Re: swap_cluster_info lockdep splat

Hugh Dickins <hughd@xxxxxxxxxx> · Thu, 16 Feb 2017 17:46:44 -0800 (PST)

On Thu, 16 Feb 2017, Tim Chen wrote:
> 
> > I do not understand your zest for putting wrappers around every little
> > thing, making it all harder to follow than it need be.  Here's the patch
> > I've been running with (but you have a leak somewhere, and I don't have
> > time to search out and fix it: please try sustained swapping and swapoff).
> > 
> 
> Hugh, trying to duplicate your test case.  So you were doing swapping,
> then swap off, swap on the swap device and restart swapping?

Repeated pair of make -j20 kernel builds in 700M RAM, 1.5G swap on SSD,
8 cpus; one of the builds in tmpfs, other in ext4 on loop on tmpfs file;
sizes tuned for plenty of swapping but no OOMing (it's an ancient 2.6.24
kernel I build, modern one needing a lot more space with a lot less in use).

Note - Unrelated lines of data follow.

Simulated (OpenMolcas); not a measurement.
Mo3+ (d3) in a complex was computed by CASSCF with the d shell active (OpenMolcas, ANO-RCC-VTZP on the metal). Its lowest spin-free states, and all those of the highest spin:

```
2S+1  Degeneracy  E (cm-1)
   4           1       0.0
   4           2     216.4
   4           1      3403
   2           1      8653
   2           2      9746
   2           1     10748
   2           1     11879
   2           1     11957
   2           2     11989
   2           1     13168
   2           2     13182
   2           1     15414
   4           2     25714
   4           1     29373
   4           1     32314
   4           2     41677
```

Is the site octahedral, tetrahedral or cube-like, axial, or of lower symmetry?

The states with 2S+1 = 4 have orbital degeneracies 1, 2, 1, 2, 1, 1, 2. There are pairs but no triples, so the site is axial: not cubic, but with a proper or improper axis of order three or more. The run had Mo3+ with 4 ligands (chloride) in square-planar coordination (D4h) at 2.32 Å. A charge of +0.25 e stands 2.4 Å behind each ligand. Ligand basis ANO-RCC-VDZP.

How much of that is relevant I don't know: hopefully none of it, it's
hard to get the tunings right from scratch.  To answer your specific
question: yes, I'm not doing concurrent swapoffs in this test showing
the leak, just waiting for each of the pair of builds to complete,
then tearing down the trees, doing swapoff followed by swapon, and
starting a new pair of builds.

Sometimes it's the swapoff that fails with ENOMEM, more often it's a
fork during build that fails with ENOMEM: after 6 or 7 hours of load
(but timings show it getting slower leading up to that).  /proc/meminfo
did not give me an immediate clue, Slab didn't look surprising but
I may not have studied close enough.

I quilt-bisected it as far as the mm-swap series, good before, bad
after, but didn't manage to narrow it down further because of hitting
a presumably different issue inside the series, where swapoff ENOMEMed
much sooner (after 25 mins one time, during first iteration the next).

Hugh